Jan. 15, 2014 8:39 p.m. ET
The Nets’ Jason Terry and Andrei Kirilenko meet Arsenal’s Lukasz Fabianski and Lukas Podolski in London on Wednesday. NBAE/Getty Images
LONDON—Thursday’s game between the Nets and Atlanta Hawks here at London’s O2 Arena will be just the eighth NBA regular-season game played outside the United States and Canada. But the league’s history overseas is far more extensive.
NBA teams have been traveling abroad for more than 35 years, beginning with the Washington Bullets’ loss to Israeli powerhouse Maccabi Tel Aviv in 1978—the first of 11 defeats NBA teams have suffered at the hands of foreign foes. The league has made inroads to the Chinese market in recent years as well.
Commissioner David Stern, who is in the final year of a 30-year reign, has even opined about a permanent European presence. To hear Nets players consider the subject this week, it sounds plausible—with a few notable caveats.
“I think Europe deserves to have an NBA team, but it’s impossible logistics, traveling,” said Nets forward and Russian native Andrei Kirilenko.
“It has to be the whole division here,” he continued, echoing Stern’s vision of a five-team European division. “It has to be a lot of teams here. It’s not going to be possible if it’s only one team playing in Europe and traveling all the way to U.S., playing and coming back.”

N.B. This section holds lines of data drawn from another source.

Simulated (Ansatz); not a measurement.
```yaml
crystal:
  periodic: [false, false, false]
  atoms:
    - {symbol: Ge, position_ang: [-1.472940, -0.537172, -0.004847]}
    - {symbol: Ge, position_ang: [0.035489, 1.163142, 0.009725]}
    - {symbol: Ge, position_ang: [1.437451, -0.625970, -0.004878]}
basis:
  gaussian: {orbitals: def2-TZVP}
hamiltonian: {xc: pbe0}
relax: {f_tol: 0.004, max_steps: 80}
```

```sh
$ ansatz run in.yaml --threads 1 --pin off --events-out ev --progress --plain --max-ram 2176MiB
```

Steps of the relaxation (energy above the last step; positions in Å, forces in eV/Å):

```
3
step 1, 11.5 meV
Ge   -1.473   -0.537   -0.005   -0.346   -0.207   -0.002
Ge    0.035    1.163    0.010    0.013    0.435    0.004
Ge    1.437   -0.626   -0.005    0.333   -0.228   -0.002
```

But it wouldn’t be so easy for a collection of current Euroleague teams to battle for the right to play an NBA champion. International rules tend to make the game easier for defenses, whereas the NBA’s defensive three-seconds rule is aimed at keeping the lane clear.
As Nets swingman Alan Anderson explained, players in Europe can “just sit in the lane.”
That disparity may sound mundane, but the ability to put a 7-foot center underneath the hoop without asking him to move his feet can prevent any type of penetration. It’s not all that different from Syracuse’s famed 2-3 zone.
If teams can’t penetrate, they’re forced to rely on perimeter shots. “A lot of teams, if you can’t shoot, they’ll exploit that,” said Anderson, who has played for eight teams in 12 different countries. “But in the NBA, it’s so spread out with all the athletes. It’s tough, because there are so many guys that can get into the lane. It’s night and day.”
Even if Europe had actual NBA teams playing under NBA rules, the North American franchises would still have the advantage of familiarity with American free agents. It’s one thing to travel abroad for a few games. It’s another to immerse yourself in a new culture—particularly when it comes to food.
“Israel and Spain were good for me, but when I first went to Italy, China and Russia, those places, it was tough because they didn’t have all the food I was accustomed to eating,” Anderson said.
Likewise, European teams would have an advantage with European free agents. Kirilenko said he would definitely be willing to sign with an NBA team in Russia—not surprising considering he already left NBA once, in 2011, for a second stint with CSKA Moscow.
The varying income-tax rates around Europe would be another consideration for free agents, but in general, the trend toward globalization means more money for more players.
“There’s a dynamic that exists in the NBA,” Nets CEO Brett Yormark said Wednesday at a conference on the globalization of sports in London. “If the NBA—the sport—wins, so do the players. They have a vested interest to go global.”
The Nets are among several franchises that have made a significant effort to be a part of the NBA’s vision. This is the team’s third trip to London (they’ve already traveled to Russia and China in recent years), and all 82 of their games will be broadcast internationally this season.
The Nets don’t need to impress Paris and London to pay their bills, particularly while the team’s Russian owner, Mikhail Prokhorov, remains one of the world’s richest men. The more important factor is significant fan support. Basketball is not an indigenous sport in Europe, and has virtually no presence on university campuses.
It’s difficult to gauge just how interested Londonites are in Thursday’s game, which is sold out. There are those, such as City College student Ale Boudrigua, who bought a Nets hat, but said she has no real interest in the team. “Basketball doesn’t mean anything for me,” she said.
Then there are the city’s many international residents, such as American-born soccer player Oguchi Onyewu, who recently joined Sheffield Wednesday F.C.
Onyewu isn’t a die-hard basketball fan—likely the product of growing up around Washington during a tough era for the Bullets/Wizards franchise—but he did note an increased interest in the NBA from his teammates.
“Sometimes I think they follow it more than I do,” Onyewu said of his fellow footballers. “They’re really interested in it, for the most part, and it’s actually quite shocking that you have such a strong following over here in Europe.”
Onyewu, for one, is predicting big things for the NBA overseas.
“You’ll see it tomorrow, this arena will be sold out and everyone will want to be here. It’s been abuzz for the last week—the NBA’s coming to town.”
And it might actually be staying this time.